Shares of Ohio-based electric-van maker Workhorse Group (NASDAQ:WKHS) were trading higher on Tuesday, a day after a Wall Street analyst initiated coverage of the stock with a bullish note.
As of 2:45 p.m. EST, Workhorse's shares were trading at $21.45, up about 7.7% from Monday's closing price.
In a note on Monday, R.F. Lafferty analyst Jaime Perez initiated coverage of Workhorse with a buy rating and a price target of $29.
Perez wrote that Workhorse has "proven technology," with roughly 400 electric vehicles in operation and more than 5 million miles driven. For the moment at least, Perez argued, Workhorse is the leader of the U.S. market for electric commercial vehicles.

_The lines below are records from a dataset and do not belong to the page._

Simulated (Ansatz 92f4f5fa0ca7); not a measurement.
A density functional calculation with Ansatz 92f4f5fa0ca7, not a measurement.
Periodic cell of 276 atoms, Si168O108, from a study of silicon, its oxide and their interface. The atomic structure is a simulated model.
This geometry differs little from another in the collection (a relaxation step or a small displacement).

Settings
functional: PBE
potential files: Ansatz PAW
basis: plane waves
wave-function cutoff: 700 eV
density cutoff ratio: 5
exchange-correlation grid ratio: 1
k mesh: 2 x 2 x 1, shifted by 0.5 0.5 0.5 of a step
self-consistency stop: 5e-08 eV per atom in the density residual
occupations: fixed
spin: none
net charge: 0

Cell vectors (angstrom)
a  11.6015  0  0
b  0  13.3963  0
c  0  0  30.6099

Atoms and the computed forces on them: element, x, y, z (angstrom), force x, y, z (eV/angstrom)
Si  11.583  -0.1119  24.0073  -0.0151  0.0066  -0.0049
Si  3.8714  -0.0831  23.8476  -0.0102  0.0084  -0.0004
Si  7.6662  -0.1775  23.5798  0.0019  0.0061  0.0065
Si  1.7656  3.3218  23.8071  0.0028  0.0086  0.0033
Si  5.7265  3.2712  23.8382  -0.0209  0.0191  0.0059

Perez noted that Tesla's Cybertruck is still in prototype form, and hasn't yet been tested to nearly the extent of Workhorse's truck. The analyst is optimistic that Workhorse will achieve its full-year production forecast of 1,800 vehicles by 2022, if not in 2021.
While it's true that technically Workhorse is the leader of the U.S. market for electric commercial vehicles, few analysts expect that status to last for long -- and few with a deep understanding of the space expect Tesla's gimmicky Cybertruck to win many commercial-fleet sales.
The concern for auto investors holding Workhorse stock shouldn't be Tesla, it should be Ford Motor Company (NYSE:F), the leader of the overall U.S. commercial-vehicle market -- and specifically, the battery-electric E-Transit commercial van that Ford unveiled last week.
It's a safe bet that Ford will sell a lot more than 1,800 E-Transits in 2022, and that the E-Transit will be exhaustively tested before its launch. Trade carefully.